We’re on the mailing list for a church whose pastor announced he’ll be preaching a series of sermons all this month on marriage. I’m not that brave. When I was a new instructor at the local college, an opportunity opened up to teach a class called “Marriage and Family”. Enrollees that semester were all female, and I must say the subject was approached by the teacher with caution and some fear and trembling. One class session we started by listening to George Strait’s “The Chair” and went from there. 

For quite a few weeks, we’ve been studying themes from Ephesians, a small book in the New Testament. Two thousand years ago, the apostle Paul wrote letters to new churches in Asia Minor wrestling with marriage, family and other interpersonal relationships. Now in June 2019 – and us having two close family members going through recent divorces - this subject seems even more important. 

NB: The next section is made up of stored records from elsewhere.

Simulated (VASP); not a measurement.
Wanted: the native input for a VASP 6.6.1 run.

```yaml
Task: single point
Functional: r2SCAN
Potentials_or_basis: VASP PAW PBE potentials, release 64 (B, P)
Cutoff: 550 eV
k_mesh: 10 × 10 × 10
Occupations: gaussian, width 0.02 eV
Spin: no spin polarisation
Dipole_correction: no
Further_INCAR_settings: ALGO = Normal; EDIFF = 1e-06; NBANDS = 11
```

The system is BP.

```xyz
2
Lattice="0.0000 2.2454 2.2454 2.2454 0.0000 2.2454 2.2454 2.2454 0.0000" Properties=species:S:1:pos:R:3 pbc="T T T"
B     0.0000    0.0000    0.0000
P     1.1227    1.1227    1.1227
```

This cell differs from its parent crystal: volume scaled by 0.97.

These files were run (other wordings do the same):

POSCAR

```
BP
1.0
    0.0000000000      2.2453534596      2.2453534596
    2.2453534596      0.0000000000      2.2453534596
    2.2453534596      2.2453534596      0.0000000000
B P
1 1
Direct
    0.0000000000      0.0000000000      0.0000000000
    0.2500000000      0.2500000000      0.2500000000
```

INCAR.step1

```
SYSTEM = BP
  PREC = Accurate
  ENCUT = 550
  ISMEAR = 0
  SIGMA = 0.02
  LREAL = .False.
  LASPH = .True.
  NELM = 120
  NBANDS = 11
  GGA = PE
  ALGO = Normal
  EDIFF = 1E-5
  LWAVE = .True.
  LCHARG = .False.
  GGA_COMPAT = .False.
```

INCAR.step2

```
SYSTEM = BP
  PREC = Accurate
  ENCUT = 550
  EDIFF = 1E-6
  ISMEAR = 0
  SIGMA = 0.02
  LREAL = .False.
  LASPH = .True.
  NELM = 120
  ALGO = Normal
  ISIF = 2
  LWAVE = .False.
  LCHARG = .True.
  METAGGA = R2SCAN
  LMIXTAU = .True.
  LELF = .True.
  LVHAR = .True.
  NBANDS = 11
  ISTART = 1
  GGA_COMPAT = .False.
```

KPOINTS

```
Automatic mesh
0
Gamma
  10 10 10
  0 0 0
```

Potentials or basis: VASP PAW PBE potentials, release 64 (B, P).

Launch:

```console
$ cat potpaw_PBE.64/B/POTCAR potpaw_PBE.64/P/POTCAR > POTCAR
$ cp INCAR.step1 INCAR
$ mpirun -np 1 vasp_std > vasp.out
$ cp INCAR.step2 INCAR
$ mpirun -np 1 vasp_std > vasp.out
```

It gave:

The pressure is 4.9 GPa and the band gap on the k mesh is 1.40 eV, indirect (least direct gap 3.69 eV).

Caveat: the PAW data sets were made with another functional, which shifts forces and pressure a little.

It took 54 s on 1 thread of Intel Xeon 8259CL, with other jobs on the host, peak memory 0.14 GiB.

An ancient scripture provides the foundation for each scenario. “Do two walk together unless they have agreed to do so?” (Amos 3:3). Believers’ relationships are different from any outside the faith. As Christians, both parties learn to subordinate themselves to the highest authority, God. Before Him, we are all equal and all must learn to obey. We believe all will be judged, and we live accountable to the future. There’s also the practical argument of what’s “right” or “good”. 

The first section of Scripture (Ephesians 5:22-33) deals with relationships between husband and wife. I came across a humorous quote: “Marriage is psychological – one is psycho and one is logical; now please don’t try to figure out who is who.” We can joke, but conflicts are inevitable, and learning to be proactive will help transform and reconcile marital partners. 

Paul’s writings are specific, and we shouldn’t make the first verses in chapter 5 apply to all women being submissive to all men, or indicate that females are inferior to males. The passage does, however, give a blueprint for marriage where a wife – whose husband loves her like Christ loves the church – looks to him for the last word. As each submits his or her own wants and desires to the other, out of reverence for Christ, the outcome is guaranteed to be mutually beneficial. 

We can’t pretend to be experts on marriage, but after fifty years my wife and I have become complementary parts of a whole. Our hope in churches is that older couples will come alongside young married people to act, not just as role models, but to actively help them find harmony. 

In Ephesians chapter 5, Paul wrote three verses pertaining to wives, while nine are for husbands. A man patterning himself after Christ will be self-giving and most concerned about his wife’s dignity and well-being. He will try his best to help her bloom and grow, sometimes nudging, encouraging, always sustaining and caring for her. A smart guy will realize that his wife is not external and separate, but she is a part of himself – so everything we as husbands do affects our family life. 

In the next section, Ephesians 6:1-4, Paul established principles that will be wholesome and satisfying for the entire family. Most of us as parents know what will exasperate our children, or “provoke them to wrath” as the King James reads. Obedience is key for the child, and nurturing and kindness by parents will lead children to an honorable life. Present-day Americans chafe at terms such as authority, structure, order and control, but the lack of each is one reason things seem so chaotic in our world. 

Finally, Paul addressed the subject of slaves and masters. During the Roman period, there may have been as many as 60 million slaves. Hopefully no one reading this sees himself as a slave in the workplace, yet we do have a responsibility to our employer and even more to God. Should we ever find ourselves in a supervisory position, the letter to the Ephesians can help us be a better boss through tolerance and nonthreatening management of each employee. 

Before each of our roles as husband or wife, parent or child, employee or manager, the most important consideration is to be Christlike. The behaviors developed with the Spirit’s help affect relationships in our family, our workplace, and the church. “In Christ” each of us can find dignity, equality and unity in every interpersonal relationship.